Here are some useful but less-common Git features.

git clean

This removes untracked files from the working tree. Why would you do this? Let’s say you run a build process that litters the working tree with temporary files in dozens of folders, instead of being neat and tidy and putting it in a build folder.

This will remove all untracked files, including ignored ones, and remove untracked directories as well:

git clean -d -x

There are a handful of options, but this is my preferred “make it really clean” approach. You can use this with git reset to get back to a pristine working directory.


git pull –rebase

Prefer to pull with rebasing instead of merging. Generally, your local changes were meant to be applied to the tip of the remote repository, so why not get in the habit of keeping your files rebased?

git pull --rebase

This is essentially the same as this

git fetch
git rebase

You can also set a few entries in config so that this happens without needing the --rebase flag. To set this so master branch always rebases:

git config branch.master.rebase true

or to set it up so new branches always rebase automatically:

git config --global branch.autosetuprebase always

There will still be cases where you will want to merge, but generally this would be an explicit step of merging a (feature) branch onto a (production) branch.
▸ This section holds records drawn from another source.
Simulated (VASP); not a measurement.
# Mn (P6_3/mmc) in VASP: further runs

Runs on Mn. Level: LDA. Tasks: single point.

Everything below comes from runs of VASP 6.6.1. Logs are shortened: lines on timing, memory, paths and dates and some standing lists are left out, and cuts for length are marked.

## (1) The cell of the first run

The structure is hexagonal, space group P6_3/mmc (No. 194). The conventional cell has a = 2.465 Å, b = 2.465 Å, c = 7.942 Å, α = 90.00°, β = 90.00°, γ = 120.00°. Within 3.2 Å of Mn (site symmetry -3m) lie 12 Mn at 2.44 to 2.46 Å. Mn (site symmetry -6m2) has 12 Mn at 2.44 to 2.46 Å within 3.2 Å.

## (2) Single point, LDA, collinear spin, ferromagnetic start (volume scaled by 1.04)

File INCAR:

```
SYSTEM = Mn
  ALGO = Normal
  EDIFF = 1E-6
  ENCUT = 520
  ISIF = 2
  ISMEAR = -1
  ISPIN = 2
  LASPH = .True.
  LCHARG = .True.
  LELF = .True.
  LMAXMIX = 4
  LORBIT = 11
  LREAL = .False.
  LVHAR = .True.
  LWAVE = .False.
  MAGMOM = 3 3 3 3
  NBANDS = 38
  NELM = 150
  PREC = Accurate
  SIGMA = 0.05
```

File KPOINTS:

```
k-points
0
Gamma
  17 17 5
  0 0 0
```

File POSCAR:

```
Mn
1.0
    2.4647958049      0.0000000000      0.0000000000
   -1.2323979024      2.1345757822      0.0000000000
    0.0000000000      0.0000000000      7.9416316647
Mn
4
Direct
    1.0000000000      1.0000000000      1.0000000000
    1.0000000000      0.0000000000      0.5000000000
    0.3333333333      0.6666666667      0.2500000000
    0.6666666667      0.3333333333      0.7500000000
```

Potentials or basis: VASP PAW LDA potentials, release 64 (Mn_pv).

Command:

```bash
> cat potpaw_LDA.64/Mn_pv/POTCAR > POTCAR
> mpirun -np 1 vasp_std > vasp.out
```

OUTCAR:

See what’s been cherry-picked

If you have a workflow where you are cherry-picking commits from one branch to another, it’s useful to see what has been cherry-picked. If you want to see what has and hasn’t been cherry-picked from the current branch to master:

git cherry -v master

This shows all commits on the current branch, prefixed with + for commits that have not yet been cherry-picked and with - for commits that have already been cherry-picked.